CMStatistics 2018: Start Registration
View Submission - CMStatistics
B1625
Title: Ignoring the differences in model properties of sparse PCA and standard PCA can be dangerous and misguide practice Authors:  Soogeun Park - Tilburg University (Netherlands) [presenting]
Katrijn Van Deun - Tilburg University (Netherlands)
Eva Ceulemans - University of Leuven (Belgium)

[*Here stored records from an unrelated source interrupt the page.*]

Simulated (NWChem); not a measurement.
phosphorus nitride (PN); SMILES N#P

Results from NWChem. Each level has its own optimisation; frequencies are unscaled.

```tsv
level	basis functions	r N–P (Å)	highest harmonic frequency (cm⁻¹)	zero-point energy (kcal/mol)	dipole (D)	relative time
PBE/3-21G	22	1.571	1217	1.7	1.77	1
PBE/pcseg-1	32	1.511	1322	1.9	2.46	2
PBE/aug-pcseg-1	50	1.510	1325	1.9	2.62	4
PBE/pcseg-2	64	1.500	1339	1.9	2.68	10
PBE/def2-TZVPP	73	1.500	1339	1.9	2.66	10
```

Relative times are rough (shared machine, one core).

Abstract: Principal component analysis (PCA) is a widely used data reduction technique which finds a weights matrix that orthogonally transforms variables into components with maximal variance. PCA has the special property that this weights matrix is equivalent to a loadings matrix which represents variable-component correlation. Furthermore, PCA is intrinsically linked to the eigenvalue decomposition with loadings and weights being equal to the eigenvectors of the correlation matrix. Sparse PCA, devised to improve interpretability of PCA, introduces sparsity to either the weights or loadings matrix, at the cost of this property: weights and loadings are no longer equivalent in sparse PCA. However, most researchers appear to have maintained an inattentive conception that sparse PCA has equivalent modeling characteristics as PCA. This had led to misguided practices in research such as generating data from simplistic PCA models comprised of sparse eigenvectors for simulation studies and naive use of PCA-based initial values. These mistakes are brought to light and suggestions are made to fix them. The aim is to contribute to shifting the research towards the necessary attention on the statistical models of sparse PCA.